As Michele Bachmann and her cronies are trying to repeal gay marriage laws in Iowa, a new report shows that same-sex marriage actually does an economy good. A new Williams Institute report finds that the total spending on wedding arrangements and tourism by same-sex couples and their guests gave a $13 million boost to the state and local economy of Iowa in the first year alone.
“People spend a lot of money on this important day. We used very low estimates of how much these same-sex couples spent, but it adds up to significant new spending for Iowa’s wedding industry,” explains M. V. Lee Badgett, the study’s co-author and research director of the Williams Institute in California.
And what’s good for Iowa is good for other states that say “I do” to marriage equality. Are you listening, Pennsylvania?
According to the State of Iowa, at least 2,099 same-sex couples married during the first year following the decision to extend marriage rights to same-sex couples. Of these 2,099 marriages, 866 couples lived in Iowa and 1,233 couples came from other states to tie the knot. The top five contributors of non-resident couples were surrounding states in the Midwest. Illinois was the largest contributor in Iowa, accounting for 17 percent of all out-of-state couples, before it, too, legalized same-sex nuptials. The same can be said for New York and Massachusetts that also attract couples from nearby states.

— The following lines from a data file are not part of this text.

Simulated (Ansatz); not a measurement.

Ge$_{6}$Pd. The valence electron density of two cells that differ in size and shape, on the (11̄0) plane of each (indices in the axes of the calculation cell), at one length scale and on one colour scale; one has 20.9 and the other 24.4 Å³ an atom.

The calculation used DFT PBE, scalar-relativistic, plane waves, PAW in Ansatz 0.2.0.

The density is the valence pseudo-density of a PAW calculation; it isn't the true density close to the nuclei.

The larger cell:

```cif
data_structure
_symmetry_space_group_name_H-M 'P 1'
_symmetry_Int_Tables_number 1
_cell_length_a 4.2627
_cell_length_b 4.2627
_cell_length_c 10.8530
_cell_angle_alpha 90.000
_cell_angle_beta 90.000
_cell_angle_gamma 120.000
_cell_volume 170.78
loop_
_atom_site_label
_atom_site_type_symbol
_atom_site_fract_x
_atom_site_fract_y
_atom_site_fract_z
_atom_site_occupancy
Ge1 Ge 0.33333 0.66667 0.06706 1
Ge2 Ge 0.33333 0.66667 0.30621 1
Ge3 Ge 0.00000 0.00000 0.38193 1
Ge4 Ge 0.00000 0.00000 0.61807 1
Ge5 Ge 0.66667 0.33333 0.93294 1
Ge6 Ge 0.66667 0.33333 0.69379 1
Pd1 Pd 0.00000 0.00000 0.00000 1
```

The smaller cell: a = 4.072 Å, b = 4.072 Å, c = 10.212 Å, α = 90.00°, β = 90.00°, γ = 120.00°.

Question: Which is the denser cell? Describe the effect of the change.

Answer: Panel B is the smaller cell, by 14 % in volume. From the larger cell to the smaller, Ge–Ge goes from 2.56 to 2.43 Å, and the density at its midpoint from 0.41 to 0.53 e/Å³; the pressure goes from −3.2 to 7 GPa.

Not only does marriage equality come down to human rights, but it’s also economically savvy as people spend more money on weddings.
“Our study estimates that out-of-state same-sex couples alone spent $2.2 million on weddings in Iowa,” says study co-author Angeliki Kastanis, Public Policy Research Fellow at the Williams Institute. That translates to about $150,000 in tax revenue. And because Iowa, like many places that allow gay marriage – like Massachusetts and Washington D.C. – has a waiting period of three business days to receive a marriage license, out-of-state same-sex couples spent an additional $1.6 million on tourism alone.
Who’s willing to turn down that kind of revenue in a recession?